Tuesday, May 20, 2008
Pastor's son home on leave from Afghanistan
The Rev. Chip Roberson's son is on a mission in Afghanistan, yet he believes church isn't the place to air his views on war. His mission, he says, is to preach the message of God, not politics.

Photos by Josh Meltzer | The Roanoke Times
Ben Roberson and his friend Sarah Kidd listen as Chip Roberson preaches Sunday. Chip Roberson seeks only prayers for his son's safety, not endorsement of the war.

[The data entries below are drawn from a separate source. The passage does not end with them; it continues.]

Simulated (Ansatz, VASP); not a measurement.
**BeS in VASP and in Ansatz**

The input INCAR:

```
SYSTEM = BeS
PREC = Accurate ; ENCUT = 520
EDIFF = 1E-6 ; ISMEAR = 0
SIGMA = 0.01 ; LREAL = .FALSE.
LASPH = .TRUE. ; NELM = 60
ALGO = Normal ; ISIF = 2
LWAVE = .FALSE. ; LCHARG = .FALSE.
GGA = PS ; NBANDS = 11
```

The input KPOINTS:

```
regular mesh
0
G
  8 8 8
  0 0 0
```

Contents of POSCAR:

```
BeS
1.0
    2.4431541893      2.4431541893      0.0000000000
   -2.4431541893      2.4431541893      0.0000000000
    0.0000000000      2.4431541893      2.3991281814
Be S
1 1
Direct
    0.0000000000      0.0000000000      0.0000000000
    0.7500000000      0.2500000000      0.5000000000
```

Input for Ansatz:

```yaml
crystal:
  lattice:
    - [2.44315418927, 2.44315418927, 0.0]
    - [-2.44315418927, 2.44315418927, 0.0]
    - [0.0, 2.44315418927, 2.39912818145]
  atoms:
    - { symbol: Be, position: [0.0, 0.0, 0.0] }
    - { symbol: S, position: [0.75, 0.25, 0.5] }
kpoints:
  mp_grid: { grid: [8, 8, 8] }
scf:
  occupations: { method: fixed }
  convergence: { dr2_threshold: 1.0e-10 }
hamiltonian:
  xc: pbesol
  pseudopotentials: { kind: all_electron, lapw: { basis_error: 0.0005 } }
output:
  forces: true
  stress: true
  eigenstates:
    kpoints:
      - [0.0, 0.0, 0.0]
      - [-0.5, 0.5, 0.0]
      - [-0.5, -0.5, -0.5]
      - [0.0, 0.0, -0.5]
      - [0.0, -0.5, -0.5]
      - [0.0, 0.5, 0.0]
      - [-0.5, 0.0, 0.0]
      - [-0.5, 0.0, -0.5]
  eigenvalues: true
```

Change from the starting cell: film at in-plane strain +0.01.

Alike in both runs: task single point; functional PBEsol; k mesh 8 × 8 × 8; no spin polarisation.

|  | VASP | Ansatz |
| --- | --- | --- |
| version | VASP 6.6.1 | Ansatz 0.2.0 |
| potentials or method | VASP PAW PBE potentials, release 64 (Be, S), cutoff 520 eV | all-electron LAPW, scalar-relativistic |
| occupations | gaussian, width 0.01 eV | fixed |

The Rev. Chip Roberson (left) hugs a member of Cave Spring Baptist Church on Sunday where he is pastor. His son Ben (right) is home on leave.

Ben Roberson prays Sunday at Cave Spring Baptist Church in Roanoke County. He is an Army sergeant home on leave and on his second tour of duty. Although his father supports the war, he stays neutral while in the pulpit.

The Rev. Chip Roberson preaches Sunday at Cave Spring Baptist Church in Roanoke County. He spoke on the Middle East, but not the war.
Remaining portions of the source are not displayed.